A major aspect of ongoing data center redesign is due to AI’s massive, complex workloads and the need to add many more graphic processing units (GPUs), tensor processing units (TPUs) or accelerators to the mix.
The power these units require and the heat the units generate have forced designers to rethink what constitutes a feasible and optimal layout design. And the redesign cost is ratcheting up.
As a result, according to Tirias Research, owners could be spending $76 billion annually by 2028 on new AI data center infrastructure.
Current challenge for data centers: Today’s dense, GPU-based clusters
Anton Shilov in Tom’s Hardware recently sized up the considerable AI workload demand for GPUs:
“Market research firm Omdia says that Nvidia literally sold 900 tons of H100 processors in the second quarter of calendar 2023.
“Omdia estimates that Nvidia shipped over 900 tons (1.8 million pounds) of H100 compute GPUs for artificial intelligence (AI) and high-performance computing (HPC) applications in the second quarter. Omdia believes that the average weight of one Nvidia H100 compute GPU with the heatsink is over 3 kilograms (6.6 pounds), so Nvidia shipped over 300 thousand H100s in the second quarter.”
So a single Nvidia H100 graphics processing unit (GPU) is about the weight of a light bowling ball. The weight that Omdia calculated above doesn’t include the associated cabling or the liquid cooling.
Steven Carlini, VP of data center innovation for power management equipment provider Schneider Electric, told me recently that racks for AI purposes have had to be redesigned to accommodate the extra weight and heat. He contrasted today’s dense AI server clusters with the “nicely spread out” rows of ordinary server racks that were common before current-generation AI began to ramp up in earnest, turning the nice rows into dense, hot-running clusters.
These AI clusters, Carlini said, are drawing up to 100 kilowatts per rack, compared with up to 20 kW per rack for a conventional, non-AI data center rack. Each Nvidia H100, Carlini’s colleague Victor Avelar, a senior research analyst at Schneider Electric’s Energy Management Research Center, noted, draws 700 watts of power, up from 400 watts for the older A100, which is also still in high demand. Both GPU types require liquid cooling.
The dense, 80 billion transistor silicon area in each GPU generates most of the heat. One AI server of the type that companies like Amazon and Google are installing includes eight of these GPUs. Properly designed, AI server clusters are continually 100 percent in operation, by contrast with much lower server utilization for non-AI applications.

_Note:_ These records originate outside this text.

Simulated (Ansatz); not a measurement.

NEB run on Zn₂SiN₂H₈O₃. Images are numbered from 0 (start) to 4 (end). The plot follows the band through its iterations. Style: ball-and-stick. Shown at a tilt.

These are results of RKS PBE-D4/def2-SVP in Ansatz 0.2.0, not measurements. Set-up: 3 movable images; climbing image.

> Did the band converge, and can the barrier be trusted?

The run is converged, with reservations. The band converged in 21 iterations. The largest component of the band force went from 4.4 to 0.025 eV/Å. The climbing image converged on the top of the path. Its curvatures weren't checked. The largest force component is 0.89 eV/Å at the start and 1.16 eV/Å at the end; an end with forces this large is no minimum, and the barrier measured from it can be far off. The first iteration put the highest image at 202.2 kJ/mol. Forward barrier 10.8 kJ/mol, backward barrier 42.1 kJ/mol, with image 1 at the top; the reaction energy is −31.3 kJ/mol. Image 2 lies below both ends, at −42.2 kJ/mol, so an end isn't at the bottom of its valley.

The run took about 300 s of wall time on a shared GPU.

The long view of data center energy management
The owners of the major data centers carrying today’s AI workloads have long been focused on mitigating environmental impact, and they tend to take the long view when it comes to energy management. Yes, energy consumption is higher than ever, but much of the top-tier data center capacity is now powered by renewable energy, and owners are seeking out other zero emission alternatives. Microsoft, for example, signed a contract in May to buy a minimum of 50 megawatts of power from fusion energy startup Helion starting in 2028.
Schneider’s Victor Avelar is behind the company’s effort to quantify the carbon footprint of today’s data centers over their lifecycle and help optimize future data center layout and design. Avelar demoed at their free Data Center Lifecycle CO2e Calculator, which looks at both embodied carbon (such as the carbon emitted in the process of resourcing, making and pouring of concrete used in data center construction) and carbon generated during data center operations.
The Cost Calculator helps planners consider alternatives and choose optimal design criteria. We looked at the power sources, for example. Avelar contrasted a West Virginia location (mostly coal-fired power plants) with one in France (with more nuclear power in the mix).
By looking at the Yearly Total CO2e by Scope, we saw the Scope 2 (power purchased from local utilities) emissions for the West Virginia option to be a much larger percentage of the mix. The option in France, by contrast, showed a larger percentage of Scope 3 (indirect energy, such as embodied carbon in the new data center’s concrete). Scope 1 and 2 emissions are more within the control of the planners.
Shifts in data center ownership
Historically, Carlini pointed out, data centers tended to follow a shopping center-like model of anchor tenants and boutiques, with owners focused solely on the business of building to match the local need and managing the space leases.
But lately the large cloud, media and SaaS providers have been even more dominant in terms of the percentage of new data centers being built. For those owner/operators, there is no standard data center design. “Every Microsoft data center is different,” Carlini said. “It’s amazing.” The main challenge in the current environment is simply keeping pace with all the changes afoot.